Friday, 14 October 2016

Song of the Caterpillar

I wrote the song, “The Caterpillar” in 1983 while I was still married and at home with small children.  From the very first moment of inspiration, I could see the song with visual images of the transformational stages: caterpillar, cocoon, emergence, and flight.  

So it was quite thrilling this past couple of months to finally get to witness the magic of this transformational process personally.  I was able to photograph those various stages and finally put together the song video that I saw in my mind 33 years ago.   A neighbor and new friend, Susan rescued three monarch butterfly cocoons and kept them safe from wasps in a terrarium.  She called me when the cocoons started to show the colors of the butterfly within and again after one of them had emerged from its chrysalis.



Over the years I have had several encounters with monarch butterflies.   One was particularly extraordinary and changed my life forever. 

In 1979, my mother loaned me a tape about energy by Shirley Luthman, and listening to it powerfully ignited my own transformational process.  My mom also introduced me to Carolyn Conger and I began attending some of the intense, transformational spiritual retreats that she offered.  She taught us to open to inspiration, information and guidance coming in all sorts of ways.

One day, I arrived at the cul-de-sac where my parents had recently bought a lot (Mystic Lane in Paradise, California).  My husband and two daughters hopped out of the car.   It was a hot day and the windows were rolled down.  Before I could open the door, a butterfly landed next to me on the windowsill and I had a sudden, very strong, clear knowing that it would let me touch it.  Because of my work with Carolyn Conger, I paid attention to that silent knowing.
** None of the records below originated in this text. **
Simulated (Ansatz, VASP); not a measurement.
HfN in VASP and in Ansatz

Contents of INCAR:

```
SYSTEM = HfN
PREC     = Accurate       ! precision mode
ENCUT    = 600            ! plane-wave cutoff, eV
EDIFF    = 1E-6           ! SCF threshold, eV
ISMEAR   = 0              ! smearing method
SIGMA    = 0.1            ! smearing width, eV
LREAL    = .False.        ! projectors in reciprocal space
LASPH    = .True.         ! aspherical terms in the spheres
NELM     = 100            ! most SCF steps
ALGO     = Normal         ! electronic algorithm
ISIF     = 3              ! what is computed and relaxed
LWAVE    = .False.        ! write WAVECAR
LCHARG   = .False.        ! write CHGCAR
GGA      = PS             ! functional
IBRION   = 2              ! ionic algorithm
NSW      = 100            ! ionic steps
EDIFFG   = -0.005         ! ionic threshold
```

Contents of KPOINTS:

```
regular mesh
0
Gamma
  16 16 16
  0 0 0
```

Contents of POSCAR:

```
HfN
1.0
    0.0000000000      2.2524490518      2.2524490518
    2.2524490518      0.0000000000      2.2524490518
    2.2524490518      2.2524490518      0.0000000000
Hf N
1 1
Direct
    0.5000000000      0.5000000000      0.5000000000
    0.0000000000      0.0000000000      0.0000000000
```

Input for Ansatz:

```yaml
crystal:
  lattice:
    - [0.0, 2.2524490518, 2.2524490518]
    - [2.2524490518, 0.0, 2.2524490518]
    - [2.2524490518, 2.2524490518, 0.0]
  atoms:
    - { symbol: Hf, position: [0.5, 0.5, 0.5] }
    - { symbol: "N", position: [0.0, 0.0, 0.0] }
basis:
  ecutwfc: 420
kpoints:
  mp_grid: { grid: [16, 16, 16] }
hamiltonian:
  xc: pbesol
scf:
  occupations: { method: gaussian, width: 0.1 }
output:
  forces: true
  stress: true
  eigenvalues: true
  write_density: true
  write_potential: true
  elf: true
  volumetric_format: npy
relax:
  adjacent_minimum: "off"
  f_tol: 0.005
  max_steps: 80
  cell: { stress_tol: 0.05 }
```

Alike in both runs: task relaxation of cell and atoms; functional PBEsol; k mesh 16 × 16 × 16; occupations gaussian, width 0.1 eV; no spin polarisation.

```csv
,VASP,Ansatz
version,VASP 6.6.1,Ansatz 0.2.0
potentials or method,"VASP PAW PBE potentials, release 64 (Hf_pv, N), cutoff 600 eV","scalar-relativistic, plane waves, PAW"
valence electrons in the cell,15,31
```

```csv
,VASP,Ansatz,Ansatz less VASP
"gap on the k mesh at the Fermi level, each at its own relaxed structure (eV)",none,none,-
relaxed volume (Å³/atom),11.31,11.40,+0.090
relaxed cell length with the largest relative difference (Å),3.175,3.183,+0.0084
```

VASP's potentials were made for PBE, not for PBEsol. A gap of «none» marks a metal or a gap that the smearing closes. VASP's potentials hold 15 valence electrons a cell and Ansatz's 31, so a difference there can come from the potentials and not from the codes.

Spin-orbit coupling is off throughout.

My rational mind had some doubts about what was actually possible, so I slowly placed my index finger right in front of the butterfly.  It explored my fingertip with its proboscis and then lifted one foot onto my finger and then another.  I lifted the butterfly up so I could get a better look at it.

My older daughter, seven-years-old at the time, saw me and asked if she could hold the butterfly too.  As if it were a cat or dog one could hold and pet.  Reluctant to end this incredibly precious moment, I hesitated, but finally gave in and allow the transfer.  With amazement I watched the butterfly cling to her little finger.

My four-year-old daughter ran up demanding, “Me too, me too!  I want a turn!” and she, too, got to hold the butterfly.  It flew off and then returned, this time landing on the windshield of the station wagon where my husband was now perched, sitting on the hood.  He scooped it up and playfully placed it on his nose: man and butterfly, proboscis to proboscis.

The butterfly flew off and the next time I noticed it, we were all standing in a circle in the middle of the cul-de-sac.  I happened to notice that the butterfly was circling us rather than randomly flitting here and there.  Standing in the circle of my family, I felt strongly compelled to hold out my hand, palm up in invitation.  The butterfly came and landed on my hand!

By this time I managed to adjust my expectations about what was possible and offered the butterfly to my mother,  “You want a turn, Mom?  The butterfly flew off and again circled us.  Three different times I held out my hand and the butterfly landed in it.  When it flew off the last time I knew.  I knew with my whole heart and soul that there was a God, a Force, a Source - something huge, way beyond anything I had ever experienced before.  That something was connecting everything to everything else.

It wasn’t just that the butterfly landed in my hand that was such a profound experience.  It was the knowing that it would let me hold it, and that when I opened to the experience and allowed it, it then did in fact happen.

The first little concert I ever organized, presenting original music I had written was entitled, “In and Out of the Chrysalis.”  My idea was that as human beings we go through the transformational process repeatedly.  I’ve even experienced being in one stage (say caterpillar) in one area of my life while simultaneously being in the cocoon in another aspect of my life.  

The Song of the Caterpillar seems to be a repetitive theme for me.  Intending to be a fully realized, multi-dimensional butterfly, but wailing, “Oh why did this happen to me?” as it becomes obvious it’s time to emerge from the current cocoon of beingness and discover how to interact with life in a more highly evolved, expanded manner that has newly become available.